Over the weekend it was reported that she could also cut VAT by 5% or more as a way to save people money, or even cut income tax.

However, critics have pointed out that income tax or national insurance cuts would disproportionately benefit the better-paid and not assist those relying on pensions or benefits, while essentials such as food are zero-rated for VAT.

Paul Johnson, the director of the Institute for Fiscal Studies, said an approach based on tax cuts was simplistic and risked pushing up the cost of borrowing.

“You clearly can’t do all of this without completely crashing the public finances,” he told the Times. “This simplistic mantra that you cut taxes and the economy grows more, that you cut taxes when you have a big deficit and high inflation, and you don’t do it with any other part of the plan, is quite worrying.”

Pat McFadden, the shadow chief secretary to the Treasury, said the lack of clarity from Truss was causing extra worry for people.

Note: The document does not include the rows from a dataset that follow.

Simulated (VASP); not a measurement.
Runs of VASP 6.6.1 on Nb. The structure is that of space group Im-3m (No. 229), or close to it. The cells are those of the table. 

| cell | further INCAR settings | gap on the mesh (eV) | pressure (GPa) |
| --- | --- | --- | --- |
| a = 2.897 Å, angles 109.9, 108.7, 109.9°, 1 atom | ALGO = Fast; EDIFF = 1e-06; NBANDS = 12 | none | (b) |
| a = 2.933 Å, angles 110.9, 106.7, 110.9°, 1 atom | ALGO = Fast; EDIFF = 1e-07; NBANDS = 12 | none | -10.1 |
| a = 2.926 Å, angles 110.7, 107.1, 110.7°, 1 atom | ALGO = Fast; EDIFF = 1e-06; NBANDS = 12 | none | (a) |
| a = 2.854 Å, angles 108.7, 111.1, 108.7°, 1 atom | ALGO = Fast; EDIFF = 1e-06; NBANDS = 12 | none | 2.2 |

“The more different ideas spill out of the Tory leadership contest, the clearer it becomes that neither candidate has a plan to deal with the cost of living crisis,” he said. “It is energy prices that are driving this crisis. It is energy prices that are driving people to despair as they worry how to make ends meet. This flip-flopping by Liz Truss, floating one policy idea after another, is causing the country unnecessary worry about their bills.”